## Dependencies

Install dependencies not available on Google Collab.
Collab provides numpy, pandas, sklearn, tensorflow, scipy, etc. (see requirements.txt)

In [None]:
!pip install pinard
!pip install scikeras

## Benchmark details

The results aggregate the combination of the following trainings configurations:
- estimation configuration: [regression, classification]
- datasets configurations: [Single Train, Cross validation with 5 folds and 2 repeats, Augmented Single Train]
- preprocessing configuration: [flat spectrum, savgol, haar, [small set], [big_set]]
- models: 
   - for all configuration: BACON, BACON-VG, DECON, PLS(components from 1 to 100), XGBoost, LW-PLS
   - for single train + small_set : Stack > [ BACON, BACON-VG, DECON, PLS(components from 1 to 100), XGBoost, LW-PLS,
   f_PLSRegression,f_AdaBoostRegressor,f_BaggingRegressor,f_ExtraTreesRegressor, f_GradientBoostingRegressor,f_RandomForestRegressor,
   f_ARDRegression,f_BayesianRidge,f_ElasticNet,f_ElasticNetCV,f_HuberRegressor, f_LarsCV,f_LassoCV,f_Lasso,f_LassoLars,f_LassoLarsCV,
   f_LassoLarsIC,f_LinearRegression,f_OrthogonalMatchingPursuit,f_OrthogonalMatchingPursuitCV, f_PassiveAggressiveRegressor,f_RANSACRegressor,
   f_Ridge,f_RidgeCV,f_SGDRegressor,f_TheilSenRegressor,f_GaussianProcessRegressor,f_KNeighborsRegressor, f_Pipeline,f_MLPRegressor,f_LinearSVR,
   f_NuSVR,f_SVR,f_DecisionTreeRegressor,f_ExtraTreeRegressor,f_KernelRidge,f_XGBRegressor]
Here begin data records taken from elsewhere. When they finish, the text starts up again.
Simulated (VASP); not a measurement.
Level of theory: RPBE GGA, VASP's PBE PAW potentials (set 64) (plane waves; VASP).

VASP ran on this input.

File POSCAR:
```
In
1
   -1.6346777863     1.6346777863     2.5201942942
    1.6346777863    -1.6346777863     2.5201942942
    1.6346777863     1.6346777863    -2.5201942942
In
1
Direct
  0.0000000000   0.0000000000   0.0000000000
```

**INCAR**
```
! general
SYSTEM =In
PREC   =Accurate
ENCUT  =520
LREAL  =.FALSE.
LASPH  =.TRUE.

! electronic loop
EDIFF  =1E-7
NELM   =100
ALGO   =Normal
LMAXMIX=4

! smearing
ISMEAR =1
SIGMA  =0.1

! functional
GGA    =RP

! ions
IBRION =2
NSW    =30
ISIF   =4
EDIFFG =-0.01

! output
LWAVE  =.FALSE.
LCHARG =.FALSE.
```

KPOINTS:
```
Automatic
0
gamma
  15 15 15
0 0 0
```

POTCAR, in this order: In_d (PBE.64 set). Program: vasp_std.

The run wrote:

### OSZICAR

We perform training in 2 steps, (1) data transformation and (2) training because the sklearn pipeline does not use test data natively.
To change with pinard update in the future.

In [None]:
### FAST GPU RESET ####
from numba import cuda 
device = cuda.get_current_device()
device.reset()

In [None]:
## Browse path and launch benchmark for every folders
%load_ext autoreload
%autoreload 2

from pathlib import Path
from preprocessings import preprocessing_list

from benchmark_loop import benchmark_dataset, benchmark_dataset_multiple

import tensorflow as tf

tf.get_logger().setLevel("ERROR")
tf.keras.mixed_precision.set_global_policy("mixed_float16")

rootdir = Path('data/regression')
folder_list = [f for f in rootdir.glob('**/*') if f.is_dir()]

SEED = ord('D') + 31373

# tf.keras.utils.set_random_seed(SEED)
# tf.config.experimental.enable_op_determinism()


import preprocessings
import regressors
import pinard.preprocessing as pp
from pinard import augmentation, model_selection
from sklearn.cross_decomposition import PLSRegression
from xgboost import XGBRegressor
import sys
import os.path

def str_to_class(classname):
    return getattr(sys.modules['pinard.preprocessing'], classname)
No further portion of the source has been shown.